# SVM model

In [None]:
import pandas as pd
from sklearn.feature_extraction.text import TfidfVectorizer
from sklearn.svm import SVC
from sklearn.metrics import accuracy_score, classification_report, confusion_matrix
from sklearn.model_selection import GridSearchCV
import matplotlib.pyplot as plt
import seaborn as sns
from joblib import dump

## load the data

In [None]:
train_df = pd.read_csv('../data/train_data.csv')
test_df = pd.read_csv('../data/test_data.csv')

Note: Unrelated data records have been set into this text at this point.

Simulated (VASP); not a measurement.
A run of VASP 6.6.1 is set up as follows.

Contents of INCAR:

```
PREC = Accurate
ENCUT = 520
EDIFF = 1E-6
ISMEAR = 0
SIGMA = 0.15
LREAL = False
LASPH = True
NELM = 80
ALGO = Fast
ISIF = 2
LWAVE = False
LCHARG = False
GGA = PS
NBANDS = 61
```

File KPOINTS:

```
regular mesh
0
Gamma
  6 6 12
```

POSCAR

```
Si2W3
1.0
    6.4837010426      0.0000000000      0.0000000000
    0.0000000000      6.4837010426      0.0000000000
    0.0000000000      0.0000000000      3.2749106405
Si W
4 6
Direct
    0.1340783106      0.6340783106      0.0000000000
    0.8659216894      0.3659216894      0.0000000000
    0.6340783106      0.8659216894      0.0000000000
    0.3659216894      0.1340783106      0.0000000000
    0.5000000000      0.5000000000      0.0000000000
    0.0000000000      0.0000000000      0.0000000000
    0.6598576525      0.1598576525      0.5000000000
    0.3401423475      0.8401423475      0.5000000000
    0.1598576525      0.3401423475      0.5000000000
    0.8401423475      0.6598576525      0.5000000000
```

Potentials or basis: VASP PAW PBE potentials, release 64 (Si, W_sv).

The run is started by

X_train = train_df['X_train'].astype(str)
y_train = train_df['y_train']
X_test = test_df['X_test'].astype(str)
y_test = test_df['y_test']

## TF-IDF Vectorization

In [None]:
vectorizer = TfidfVectorizer(
    max_features=10000,
    stop_words='english',
    ngram_range=(1, 2),
    min_df=2,
    max_df=0.95
)

X_train_tfidf = vectorizer.fit_transform(X_train)
X_test_tfidf = vectorizer.transform(X_test)

## Train model with Hyper-Parameter tuning

In [None]:
param_grid = {
    'C': [0.1, 1, 10],
    'kernel': ['linear', 'rbf'],
    'gamma': ['scale', 'auto']
}

svm = SVC(probability=True, class_weight='balanced')
grid_search = GridSearchCV(svm, param_grid, cv=3, n_jobs=-1, verbose=1)
grid_search.fit(X_train_tfidf, y_train)

best_svm = grid_search.best_estimator_
print("Best parameters:", grid_search.best_params_)

## Evaluation

In [None]:
y_pred = best_svm.predict(X_test_tfidf)
print("Accuracy:", accuracy_score(y_test, y_pred))
print("\nClassification Report:\n", classification_report(y_test, y_pred))

## Confusion Matrix

In [None]:
cm = confusion_matrix(y_test, y_pred)
plt.figure(figsize=(6,6))
sns.heatmap(cm, annot=True, fmt='d', cmap='Blues')
plt.xlabel('Predicted')
plt.ylabel('Actual')
plt.title('SVM Confusion Matrix')
plt.savefig('../models/svm_confusion_matrix.png')
plt.show()

## Save model

In [None]:
dump(best_svm, '../models/svm_model.joblib')
dump(vectorizer, '../models/tfidf_vectorizer.joblib')